Bob Zimmer is the victim of both bad timing and bad choices.
Last month, the Member of Parliament for Prince George-Peace River-Northern Rockies presented a petition (and announced he was "honoured" to do so) calling on the federal government to make it easier for Canadians to acquire and use the AR-15 semi-automatic rifle.
On Sunday, that very same brand of rifle was the primary weapon used to slaughter 49 people at a night club in Orlando. Sadly, this isn't the first time the AR-15 has been used for this purpose, nor will it be the last.
It was the weapon of choice in the terrorist attack in California last year, the Colorado movie theatre shooting and the Sandy Hook school massacre.
To be clear, Zimmer did not sponsor a private member's bill in support of the petition, signed by more than 25,000 people. Furthermore, the petition states that this rifle once enjoyed non-restricted status in Canada and should again, meaning it could be used for hunting purposes. As Tony Bernardo, the executive director of the Canadian Shooting Sports Association, explained to the Alaska Highway News, making the AR-15 a restricted weapon doesn't make it illegal to own or use in Canada. As it stands right now, an AR-15 can only be owned by Canadians who have gone through the effort to acquire a Restricted Possession and Acquisition License and the gun can only be discharged on an approved firing range and the owner requires a permit each time it is transported to a firing range, a gun show or anywhere else.

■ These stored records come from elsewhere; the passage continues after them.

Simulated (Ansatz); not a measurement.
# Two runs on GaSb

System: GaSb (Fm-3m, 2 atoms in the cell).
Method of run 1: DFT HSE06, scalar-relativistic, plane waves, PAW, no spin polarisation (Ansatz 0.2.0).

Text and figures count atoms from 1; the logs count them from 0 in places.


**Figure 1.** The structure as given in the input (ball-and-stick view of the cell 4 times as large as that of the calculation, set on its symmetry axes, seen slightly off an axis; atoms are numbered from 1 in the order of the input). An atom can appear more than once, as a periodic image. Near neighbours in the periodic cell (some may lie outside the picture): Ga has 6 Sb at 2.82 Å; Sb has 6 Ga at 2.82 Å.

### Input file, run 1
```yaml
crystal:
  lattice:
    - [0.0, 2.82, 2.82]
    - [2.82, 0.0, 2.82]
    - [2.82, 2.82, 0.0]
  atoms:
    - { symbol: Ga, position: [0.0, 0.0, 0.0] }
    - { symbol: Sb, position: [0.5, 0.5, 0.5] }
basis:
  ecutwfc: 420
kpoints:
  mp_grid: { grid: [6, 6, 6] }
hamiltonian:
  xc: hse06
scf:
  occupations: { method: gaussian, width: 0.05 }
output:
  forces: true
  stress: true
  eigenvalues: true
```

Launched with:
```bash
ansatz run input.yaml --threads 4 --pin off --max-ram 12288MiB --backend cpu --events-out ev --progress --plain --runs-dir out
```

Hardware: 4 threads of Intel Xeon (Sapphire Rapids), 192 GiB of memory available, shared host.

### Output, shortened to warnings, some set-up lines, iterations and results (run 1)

It's also important to stress that the brand of gun tells only part of the story. In the same way that there can be a big difference in power between the same models of pickup truck, depending on what's under the hood, same goes for the AR-15. The size of the clip (meaning the number of bullets it can hold before the shooter needs to reload), whether it's automatic or semiautomatic and a host of other variables determine a gun's efficiency as a killing machine.
To say, as the Globe and Mail breathlessly reported, that the AR-15 "is capable of spraying dozens of rounds from a single magazine" is as true as saying a Mustang is capable of going 300 kilometres an hour. Both have that potential to do so but only some of them really can and only in certain circumstances.
Rolling Stone magazine reported a 2013 estimate that there are between five million and 8.2 million AR-15's in ciculation in the United States. It's readily available and easy to use, whether the person pulling the trigger is hunting game or hunting people.
In short, everybody loves the AR-15.
So which is more disturbing: that there are so many of these guns in civilian hands or that the difference between the low end and the high end of the estimate is more than three million?
Or maybe this is more disturbing: it took Philadelphia Daily News columnist Helen Ubinas just seven minutes to buy one this week.
Or maybe it's this: the Poynter Institute pointed out how AR-15 manufacturers in the U.S. cheerfully promote the rifle's light weight and compact size, as well as add-on features such as a silencer and a flash suppressor. The main reason to make a rifle light and small is to make it easier to conceal, a feature which shouldn't matter too much to law-abiding hunters. As for equipping a gun so it is quiet and less blinding to the shooter when being fired in the dark, only someone out to harm people would be really be attracted to either of those firearm benefits.
There are plenty of types of rifles available to hunters with different strengths and weaknesses. Their right to hunt is not being infringed upon in the slightest by restricting their access to the AR-15.
Canadian hunters and Zimmer should be more discriminatory of picking their battles, just like they are in the forest when lining up a potential target through the scope. Not every animal is worthy of the hunter and not every gun is worthy of the hunter, either.
There is a significant amount of blood on the barrel of the AR-15 that should shame Canadians and Members of Parliament alike from condoning anyone wanting to own it or to use it. The honour should be in supporting the rights of hunters and gun owners, not in making it easier for them to acquire a firearm with such a sordid history.